The Swiss financial center is renowned for its integrity and diligence, and it is crucial for it to uphold these strengths while making prudent decisions. All this needs to be implemented and monitored with a considered approach. However, we should be careful about wanting to be seen as a model student, as they sometimes say in Bern. We want a solid and predictable financial center, but also one that is competitive. Let me give you an example: Basel III. Switzerland will be the only country ready for the finalized Basel III rules, which will come into effect on 1 January 2025. The United States appears to be less concerned and is leaning more toward deregulating the banking sector. Regulation can be a good thing, but being the only country to implement it is a risk.

What do you think of the popular initiative for a sustainable Swiss financial center launched on 26 November by business leaders, politicians, and NGOs? In particular, the text aims, among other things, to establish binding rules, similar to those in place in London, Hong Kong, and Singapore.
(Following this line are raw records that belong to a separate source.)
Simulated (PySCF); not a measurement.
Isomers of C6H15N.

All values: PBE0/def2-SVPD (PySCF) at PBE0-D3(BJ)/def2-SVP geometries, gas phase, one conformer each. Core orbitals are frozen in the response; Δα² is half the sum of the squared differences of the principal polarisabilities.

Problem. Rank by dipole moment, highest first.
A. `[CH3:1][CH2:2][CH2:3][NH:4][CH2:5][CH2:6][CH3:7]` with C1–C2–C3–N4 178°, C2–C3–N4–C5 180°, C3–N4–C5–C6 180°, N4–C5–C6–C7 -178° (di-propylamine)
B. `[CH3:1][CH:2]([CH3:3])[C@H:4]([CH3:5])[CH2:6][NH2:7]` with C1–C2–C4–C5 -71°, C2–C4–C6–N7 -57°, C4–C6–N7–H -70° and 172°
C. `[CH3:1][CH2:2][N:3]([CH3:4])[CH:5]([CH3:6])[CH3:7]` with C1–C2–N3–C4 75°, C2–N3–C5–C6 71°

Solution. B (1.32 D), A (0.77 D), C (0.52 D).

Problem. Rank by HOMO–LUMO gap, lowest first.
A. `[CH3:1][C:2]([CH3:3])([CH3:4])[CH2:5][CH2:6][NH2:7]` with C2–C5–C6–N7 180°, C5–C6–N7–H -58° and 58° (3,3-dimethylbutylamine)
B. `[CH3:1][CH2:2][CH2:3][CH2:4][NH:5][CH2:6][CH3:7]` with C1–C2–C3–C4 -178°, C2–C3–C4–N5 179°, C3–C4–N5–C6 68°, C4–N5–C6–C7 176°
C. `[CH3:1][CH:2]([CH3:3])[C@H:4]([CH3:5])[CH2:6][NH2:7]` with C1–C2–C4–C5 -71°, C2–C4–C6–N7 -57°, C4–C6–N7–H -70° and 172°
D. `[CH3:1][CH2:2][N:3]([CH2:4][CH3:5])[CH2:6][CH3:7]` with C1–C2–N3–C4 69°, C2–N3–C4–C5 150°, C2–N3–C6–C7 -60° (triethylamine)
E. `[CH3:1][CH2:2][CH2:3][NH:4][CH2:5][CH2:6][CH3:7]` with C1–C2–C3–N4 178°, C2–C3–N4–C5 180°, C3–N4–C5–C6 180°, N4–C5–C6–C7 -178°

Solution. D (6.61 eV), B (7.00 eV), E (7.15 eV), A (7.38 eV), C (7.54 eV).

I think we need to look at what already exists in terms of sustainable finance in Switzerland before we start thinking about new constraints. Switzerland is at the forefront of sustainable finance, and the largest players will gather in Geneva during the week of 9 December for the fifth Building Bridges conference. Most market players are highly committed, and it is clear that sustainable finance is a major focus for future growth. However, such initiatives will not make the Swiss financial center more sustainable.

What changes have you implemented since becoming Senior Partner?

Change is always a long-term process at Pictet. We have a five-year planning horizon that serves as a strategic roadmap for the entire Group. Our Ambition 2025 strategic plan includes, among other things, further developing our expertise in private assets, particularly real estate and private equity, with a focus on small European businesses. These companies are often overlooked by large investment funds and seek private financial partners that are more closely aligned with them. We wanted this business to account for more than 5% of the Group’s revenue, and it now does. Asia is another major focus.

What is your ambition there?

The aim is for this region to generate more than 15% of the Group’s revenue, compared with more than 13% at present. Out of nearly 600 employees in Asia, including Shanghai and Taiwan where we are active in asset management, more than 100 are high value-added hires, recruited with a highly targeted approach. We have had a footprint in Asia for some time, as we have been in Hong Kong since 1986, in Singapore since 1995 and in Japan since 1981. Asian clients are also served by all the Group’s core businesses. Another priority of our strategic plan is to be an employer of choice, attracting and retaining talented staff across our 31 locations.

How do you see Zurich in relation to Geneva in the future?

We see Switzerland as one unified financial center. Zurich is, in a way, our second home, and we have been present there for 40 years. We are continuing to expand significantly there, but also in Basel and Lausanne, where we plan to double the number of jobs and create a team to focus on pension funds.

(Interview)

The composition of the Partners’ Committee has changed considerably in recent years; it is no longer solely made up of white, older men. What does this development reflect?

It reflects the extraordinary growth and internationalization of our Group over the last quarter of a century. Among our Partners, who remain in office for an average of 21 years, the youngest is currently 42 and the oldest 54. It’s important that we stay in tune with the outside world and our clients through a diversity of career paths, educational backgrounds, and opinions, a key element that has always been a cornerstone of our Partnership. We can also rely on the experience of our former Partners who still have offices in our headquarters. My cousin Ivan Pictet once reminded me that when he started in the early 1970s, the Bank managed CHF 10 billion and lost 50% of those assets following the first oil shock and the end of the gold exchange standard. Keeping these events in mind helps to put things into perspective when assets under management fall by a few percent.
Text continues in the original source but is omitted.